Claim Many Artists Used Optical Devices

"The Back Page" article in the December 2000 APS News discusses the long-standing argument that the Dutch master Johannes Vermeer used a camera obscura as an aid to painting. The article is interesting in itself, and also in conjunction with another article in another publication. An article by Lawrence Wechsler in the January 31, 2000, "New Yorker" presents an intriguing and controversial theory by the contemporary British painter, Joseph Hockney. Hockney claims he was struck by the fact that, in a comparatively short time, artists progressed from not using (presumably not understanding) perspective to using it with remarkable skill and accuracy. He cites an observation by the German art historian Norbert Schneider, who said that "It remains a source of continual astonishment that so infinitely complex a genre should develop in so brief a space of time, indeed within only a few decades of the fifteenth century, especially in view of the constraints imposed upon it by the individual requirements of the patrons."

Not coincidentally, in Hockney's view, is that this development in artistic technique coincided with the development of lenses. He believes that many artists used optical devices as aids. For example, he points out that Caravaggio, who was criticized by his peers for working in cellars with limited lighting, didn't leave behind any preparatory studies for his very complex compositions. Hockney argues that Caravaggio used a camera obscura and traced directly onto the canvas. He believes that many other artists did similar things.
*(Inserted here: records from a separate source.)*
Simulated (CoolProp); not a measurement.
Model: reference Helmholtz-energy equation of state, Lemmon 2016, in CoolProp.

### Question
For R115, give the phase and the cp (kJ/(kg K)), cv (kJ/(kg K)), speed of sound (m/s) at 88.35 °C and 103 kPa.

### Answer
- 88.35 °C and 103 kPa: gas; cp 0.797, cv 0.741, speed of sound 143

Hockney himself has been working with a camera lucida (which can't have been used in the fifteenth century since it wasn't invented until 1807). Hockney's evidence for his theory about the development of realism in art is all indirect, and he is careful to credit the genius of the artists for the quality of the resulting work. He regards the (supposed) optical devices as tools, which skilled people can use much more effectively than others. Needless to say, there is a great deal of skepticism in the art world about Hockney's ideas. But it is interesting that there is evidence that optical devices may have contributed to the production of great works of art, hundreds of years ago as well as more recently.

Matthew Lybanon
Naval Research Laboratory

An Energy Crisis of Neglect

When the OPEC oil embargo struck in the seventies, President Carter, dressed in a sweater and sitting in front of a wood fire, called it "the moral equivalent of war". The country responded strongly - for one thing people turned en masse to their own wood-burning fireplaces.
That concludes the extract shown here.